That comes out to 48 repeat seasons in 191 tried or 25%. Only six men have accomplished the feat at least half the time over the next five years, and only two (Nen and Hoffman) were 100%. Frankly, the Jays will be lucky if Ryan repeats the feat more than once in the next five years.

By the way, Brian Fuentes is also a lefty whose 29 and accomplished the feat this past season. And he made $320 K last season. Of course, he won't be a free agent for some time, but it illustrates how Ryan's set of accomplishments are not so rare today.

Speaking of which, fellow lefty closer Billy Wagner, a pitcher who has consistently performed well over his career, signed for just $43 M with the Mets, albeit over just four years. hails the signing, "the Mets on Monday appear to be the strongest team in the National League East and a significantly stronger entry in the New York baseball market". Somehow, I was reminded of the Mo Vaughn years. Anyway, the Braves' youth and talent might have be underestimated by that reporter.

Frankly, as a Phils fan, I am fine with my team saving the $10+ M a year as long as they spend it elsewhere (like the rotation, at third, and behind the plate). Besides how many pitchers save thirty games (as a baseline) consistently in their mid-thirties?

Here are the only pitchers to save at least 30 multiple times from age 34 to 37, Wagner's ages for the four-year contract:

Name# yrs
Lee Smith4
Dennis Eckersley4
Tom Henke3
Todd Worrell3
John Smoltz3
Trevor Hoffman2
Roberto Hernandez2
Jeff Reardon2
John Franco2
Jose Mesa2

Yes, Wagner's talented enough to join the list, but is he worth the $40 M price tag?
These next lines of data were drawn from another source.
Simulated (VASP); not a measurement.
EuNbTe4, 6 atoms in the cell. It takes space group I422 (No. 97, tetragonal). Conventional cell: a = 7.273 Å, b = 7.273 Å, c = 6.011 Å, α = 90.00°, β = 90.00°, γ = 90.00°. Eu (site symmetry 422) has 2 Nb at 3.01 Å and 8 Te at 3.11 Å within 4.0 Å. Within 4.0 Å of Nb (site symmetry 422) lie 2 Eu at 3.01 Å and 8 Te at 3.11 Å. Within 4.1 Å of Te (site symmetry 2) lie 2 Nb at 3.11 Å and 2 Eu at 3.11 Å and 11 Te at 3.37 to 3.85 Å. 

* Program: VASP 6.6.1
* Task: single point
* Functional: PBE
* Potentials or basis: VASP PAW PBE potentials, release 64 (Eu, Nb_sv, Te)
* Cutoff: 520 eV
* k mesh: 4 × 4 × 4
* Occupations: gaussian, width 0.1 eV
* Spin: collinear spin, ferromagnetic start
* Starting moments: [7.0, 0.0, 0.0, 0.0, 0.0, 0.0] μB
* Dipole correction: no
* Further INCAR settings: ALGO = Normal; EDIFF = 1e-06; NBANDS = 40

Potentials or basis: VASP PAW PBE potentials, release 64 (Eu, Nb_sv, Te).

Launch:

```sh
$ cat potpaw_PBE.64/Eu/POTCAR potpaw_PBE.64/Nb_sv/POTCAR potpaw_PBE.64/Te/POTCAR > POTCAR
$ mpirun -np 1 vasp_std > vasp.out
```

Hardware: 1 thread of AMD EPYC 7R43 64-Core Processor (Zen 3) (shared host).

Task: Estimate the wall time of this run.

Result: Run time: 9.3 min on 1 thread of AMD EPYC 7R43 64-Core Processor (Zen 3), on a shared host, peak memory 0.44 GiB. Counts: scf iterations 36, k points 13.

My response is the same that it was with Thome (a substantially worse bet). The Phils never made the playoffs with these players at the height of their powers. If they must go, if the Phils must tear down what they built when the moved to a new stadium in order to rebuild the team, that's fine as long as it's part of a plan.

I was happy with the Thome deal until the Phils threw $22M into the deal, almost half of Thome's remaining contract. Basically, Thome has to be through for the deal to work to their advantage now (unless their pockets are so deep that a seven-digit buyout does not phase them). Now Wagner does not re-sign even though retaining him was Gillick's stated highest priority. It makes me wonder what exactly the plan is. Hopefully Gillick is smart enough to let it evolve within some basic framework.

At least, he didn't sign a career middle reliever coming off a career year to the most lucrative deal for closer in baseball history. I wonder what Ed Wade would have done.

2005-11-28 22:43:15
1.   thurm12
Actually, David Gassko wrote any article on THT ( that nicely shows that JP Riccardi may not have been so far off on his estimations. Gassko takes into account declining innings and compares averages of all comparable relievers over 5 year periods.

Let us remember that BJ Ryan was a great reliever before he was a dominant closer. Also Gassko notes that one must remember inflation (10% is the general figure). Basically, don't short change Ryan because he wasn't a closer and also look at other middle relievers deals (Howry, Eyre) and as long as the Jays are not finished making moves, this is a good start to trying to win in '06 and beyond.

2005-11-29 05:49:33
2.   Mike Carminati

A) He wasn't a "great reliever" before becoming a closer. He was a very good reliever in 2004. He was a decent reliever in 2003. And he was a mess before that.

B) Let's assume that Ryan will remain a decent closer for five years, which is a big assumption, but OK. Is he worth the money anyway? I guess it depends on how much money a team has, but for a team that a year ago couldn't afford Carlos Delgado, I can't believe they have the deep pockets to nab Ryan and continue to build for next season.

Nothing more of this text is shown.